We've just elected a new president. Barack Obama starts a four-year term starting January 20. There's no way to know how America and the world will change during this time. But we can see how mobile technology will change.
Think of what has happened in mobile technology during the last administration. When George W. Bush was re-elected four years ago, the world had never seen the iPhone, the netbook, 3G, Blu-Ray, the Amazon Kindle or Twitter. Back then, Facebook was for college students, Treo was the best smart phone (and couldn't run on Windows Mobile).
Of course, the president has little to do with all this innovation. Still, it's a meaningful way to mark time and take stock of how our culture is being changed by the most personal of personal technologies.
Because the rate of technological innovation always accelerates, we can expect gadget transformations during the next four years to advance even further than during the last. Here's what you can look forward to during Obama's first term.
Everything gets smaller, and everything smaller gets better. Laptops have already surpassed desktops in sales. Within four years, desktop sales will slow to a crawl while mobile computing sales will soar. Netbooks will go totally mainstream and offer an experience that approximates current high-end, full-size laptops. People will use netbooks like laptops and mobile phones like netbooks. Mobile phones will both capture and display high-definition video.
Mobile social networking will be baked right in to everything. Your mobile phone will use multiple technologies, such as GPS, tower triangulation and Wi-Fi network identification to constantly pinpoint your location. Social networking tools will always tell you when friends are near and always give you location-relevant search results, weather reports and real-time data.
Netbooks will be free. Tiny laptops will be given away as incentives to get people to buy other things. Banks will give them away instead of toasters. Wireless carriers will give them to you as part of your wireless plan.

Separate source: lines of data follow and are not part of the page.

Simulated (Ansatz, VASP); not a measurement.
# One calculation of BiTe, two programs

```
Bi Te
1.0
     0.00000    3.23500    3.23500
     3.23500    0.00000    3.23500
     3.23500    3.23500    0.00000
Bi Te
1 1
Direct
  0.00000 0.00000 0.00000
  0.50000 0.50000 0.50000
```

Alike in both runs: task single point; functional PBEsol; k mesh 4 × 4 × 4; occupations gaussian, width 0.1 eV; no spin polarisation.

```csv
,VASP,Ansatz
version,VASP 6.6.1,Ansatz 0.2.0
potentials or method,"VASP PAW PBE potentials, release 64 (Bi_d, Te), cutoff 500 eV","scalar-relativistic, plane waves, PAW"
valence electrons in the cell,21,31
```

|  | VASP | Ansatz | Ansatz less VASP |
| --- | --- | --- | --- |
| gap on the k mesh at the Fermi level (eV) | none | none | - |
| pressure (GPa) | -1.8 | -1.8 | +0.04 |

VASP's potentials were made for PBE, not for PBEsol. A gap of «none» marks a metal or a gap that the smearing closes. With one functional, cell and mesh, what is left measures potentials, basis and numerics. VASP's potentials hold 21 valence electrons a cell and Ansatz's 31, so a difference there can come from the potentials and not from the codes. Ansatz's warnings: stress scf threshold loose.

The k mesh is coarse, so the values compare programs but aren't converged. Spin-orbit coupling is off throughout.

Everything will have mobile broadband. By 2012, 3G will be the slow mobile broadband technology, and the better phones and wireless plans will be running at 4G speeds, which will approximate home DSL.
Mobile broadband über alles. The ubiquity and performance of mobile broadband will push Wi-Fi to non-mobile uses, such as for businesses and home networks. For mobile computing, everyone will have very fast connectivity through their mobile phone carrier's data network. And everything will use it. Your in-car GPS -- and your car itself -- digital cameras, outdoor security cameras, your wristwatch -- all these things and more will communicate with the world via mobile phone data networks.